Search code examples
amazon-web-serviceshiveqlddlamazon-athena

Athena Create External Table ParseException


Hi I am trying to run the following command in Athena

CREATE EXTERNAL TABLE transport_evaluator_prod(
    messageId STRING,
    type STRING,
    causationId STRING,
    correlationId STRING,
    traceparent STRING,
    `data` struct < 
    evaluationOccurred: STRING,
    eta struct < distance: INT,
    timeToDestination: INT,
    eta: STRING,
    destination struct < latitude: DOUBLE,
    longitude: DOUBLE,
    altitude: DOUBLE >,
    destinationEventId: STRING,
    origin struct < latitude: DOUBLE,
    longitude: DOUBLE,
    altitude: DOUBLE >, originEventId: STRING,
    plannedArrival: STRING,
    locationActionReference: STRING,
    resourceUrn: STRING,
    eventProvider: STRING,
    occured: STRING,
    position struct < latitude: DOUBLE,
    longitude: DOUBLE,
    altitude: DOUBLE >, 
    equipmentNumber: STRING,
    received: STRING > >
)
ROW FORMAT SERDE 'org.openx.data.jsonserde.JsonSerDe'
WITH SERDEPROPERTIES (
    'serialization.format' = '1',
    'ignore.malformed.json' = 'true'
)
LOCATION 'changed-for-security'
TBLPROPERTIES ('has_encrypted_data' = 'false')
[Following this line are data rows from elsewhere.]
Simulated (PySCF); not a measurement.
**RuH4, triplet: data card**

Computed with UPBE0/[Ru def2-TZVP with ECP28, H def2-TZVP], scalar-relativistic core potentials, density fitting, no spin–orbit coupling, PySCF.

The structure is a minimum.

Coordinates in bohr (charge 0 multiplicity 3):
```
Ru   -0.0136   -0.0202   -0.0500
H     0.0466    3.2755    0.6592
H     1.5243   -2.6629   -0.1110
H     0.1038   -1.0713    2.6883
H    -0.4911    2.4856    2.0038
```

Unfortunately when I try to run this I get the following error : FAILED: ParseException line 1:189 missing : at 'struct' near '' line 1:262 missing : at 'struct' near '' line 1:363 missing : at 'struct' near '' line 1:579 missing : at 'struct' near ''

Can someone please help?


Solution

  • In reading Create Tables in Amazon Athena from Nested JSON and Mappings Using JSONSerDe | AWS Big Data Blog, I notice that any fields inside a STRUCT should be referenced as field_name:type.

    This also applies to struct.

    Therefore, this type of line (which is inside a struct):

    destination struct < latitude: DOUBLE,
    

    should be:

    destination:struct < latitude: DOUBLE,
    

    Thus, this seems to work:

    CREATE EXTERNAL TABLE transport_evaluator_prod(
        messageId STRING,
        type STRING,
        causationId STRING,
        correlationId STRING,
        traceparent STRING,
        `data` struct < 
            evaluationOccurred: STRING,
            eta:struct < distance: INT,
                timeToDestination: INT,
                eta: STRING,
                destination:struct < latitude: DOUBLE,
                    longitude: DOUBLE,
                    altitude: DOUBLE >,
                destinationEventId: STRING,
                origin:struct < latitude: DOUBLE,
                    longitude: DOUBLE,
                    altitude: DOUBLE >,
                originEventId: STRING,
                plannedArrival: STRING,
                locationActionReference: STRING,
                resourceUrn: STRING,
                eventProvider: STRING,
                occured: STRING,
                position:struct < latitude: DOUBLE,
                    longitude: DOUBLE,
                    altitude: DOUBLE >, 
                equipmentNumber: STRING,
                received: STRING > >
    )
    ROW FORMAT SERDE 'org.openx.data.jsonserde.JsonSerDe'
    WITH SERDEPROPERTIES (
        'serialization.format' = '1',
        'ignore.malformed.json' = 'true'
    )
    LOCATION 'changed-for-security'
    TBLPROPERTIES ('has_encrypted_data' = 'false')